Filipino crew members onboard a chemical tanker, entering San Francisco Bay. Photo courtesy of Steve McKay.
Chemical Tanker, Pacific Ocean Sunse. Photo courtesy of Steve McKay.

“So They Remember Me When I’m Gone”: Remittances, Fatherhood and Gender Relations of Filipino Migrant Men, is the latest work to be published by Steven McKay, a sociology professor at UC Santa Cruz. His study is featured as a chapter in Transnational Labour Migration, Remittances and the Changing Family in Asia, edited by L.A. Hoang and B.S.A. Yeoh and published by Palgrave Macmillan. 
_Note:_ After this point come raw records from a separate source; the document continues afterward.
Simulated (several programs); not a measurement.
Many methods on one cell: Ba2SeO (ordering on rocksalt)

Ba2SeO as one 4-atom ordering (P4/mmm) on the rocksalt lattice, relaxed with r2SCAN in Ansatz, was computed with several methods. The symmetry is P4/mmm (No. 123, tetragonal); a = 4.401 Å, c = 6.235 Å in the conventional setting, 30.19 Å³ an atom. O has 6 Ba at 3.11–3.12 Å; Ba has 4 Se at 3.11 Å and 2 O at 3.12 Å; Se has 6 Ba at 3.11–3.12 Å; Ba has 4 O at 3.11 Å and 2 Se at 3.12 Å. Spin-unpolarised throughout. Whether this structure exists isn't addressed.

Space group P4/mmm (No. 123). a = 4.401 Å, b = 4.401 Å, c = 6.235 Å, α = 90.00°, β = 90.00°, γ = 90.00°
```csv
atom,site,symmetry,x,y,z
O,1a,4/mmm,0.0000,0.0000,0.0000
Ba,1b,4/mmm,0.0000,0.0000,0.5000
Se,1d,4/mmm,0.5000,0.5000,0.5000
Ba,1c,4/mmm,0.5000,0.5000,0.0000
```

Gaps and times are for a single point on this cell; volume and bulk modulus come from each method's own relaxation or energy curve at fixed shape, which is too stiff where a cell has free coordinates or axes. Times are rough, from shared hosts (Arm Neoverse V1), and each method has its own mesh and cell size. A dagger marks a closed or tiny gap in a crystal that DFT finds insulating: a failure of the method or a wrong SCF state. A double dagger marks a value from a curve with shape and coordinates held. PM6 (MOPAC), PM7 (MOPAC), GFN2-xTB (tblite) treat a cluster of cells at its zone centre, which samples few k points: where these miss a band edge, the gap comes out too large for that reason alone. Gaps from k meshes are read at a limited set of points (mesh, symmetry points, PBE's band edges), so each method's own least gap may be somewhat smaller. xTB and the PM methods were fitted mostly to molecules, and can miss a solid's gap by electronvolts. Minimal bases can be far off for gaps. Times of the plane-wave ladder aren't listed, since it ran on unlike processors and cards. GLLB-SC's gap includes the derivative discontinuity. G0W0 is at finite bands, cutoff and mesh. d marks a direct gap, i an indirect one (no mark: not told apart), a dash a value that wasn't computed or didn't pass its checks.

In the piece, McKay explores the struggle migrants face in relation to their gender and culture. He specifically focuses on merchant seafarers in the Philippines, the largest migrant workforce in the country. It is also a field dominated by Filipino men, with 1 in 3 merchant sailors hailing from the Philippines. Filipino sailors are a point of national pride, who send home remittances totaling $21billion, a figure that represents 12% of the country’s gross domestic product. This group is heralded as “exemplars of masculinity.” 

But as McKay’s study points out, seafaring men are burdened with complex expectations that come with their masculinized and migratory status. Through extensive interviews with over 100 men, McKay shares how he explored “who Filipino seafarers are; their own understandings of Filipino masculinity; the insecurities they face as migrant men, husband and fathers trying to live up to these ideal notions; and their strategies to cope with these insecurities and demands, particularly as they pertain to emotional attachment, parenting strategies, remittances and spending patterns.”

Ultimately, McKay’s study is an intense examination of identity construction in an increasingly global world. He shows how identity is tied to concepts of nationalism, gender, status, class, and power. The identify that forms is only confounded in a transnational and migratory setting. In addition, his study is a unique illustration about how identity is performed and maintained. He writes, “men actively “do gender” through their interaction with family members, through their spending and investments, and through particular actions made possible in part by their high level of earnings and remittances.”

Steven McKay is an Associate Professor of Sociology at UC Santa Cruz and the Director of the UC Santa Cruz Center for Labor Studies. His research interests include labor and labor markets, globalization and the high-tech sector, migration, race, gender, and Southeast Asia. He is author of Satanic Mills or Silicon Islands: The Politics of High Tech Production in the Philippines (2006) and is a Principle Investigator in Working For Dignity, a comprehensive study about low-wage working conditions in Santa Cruz.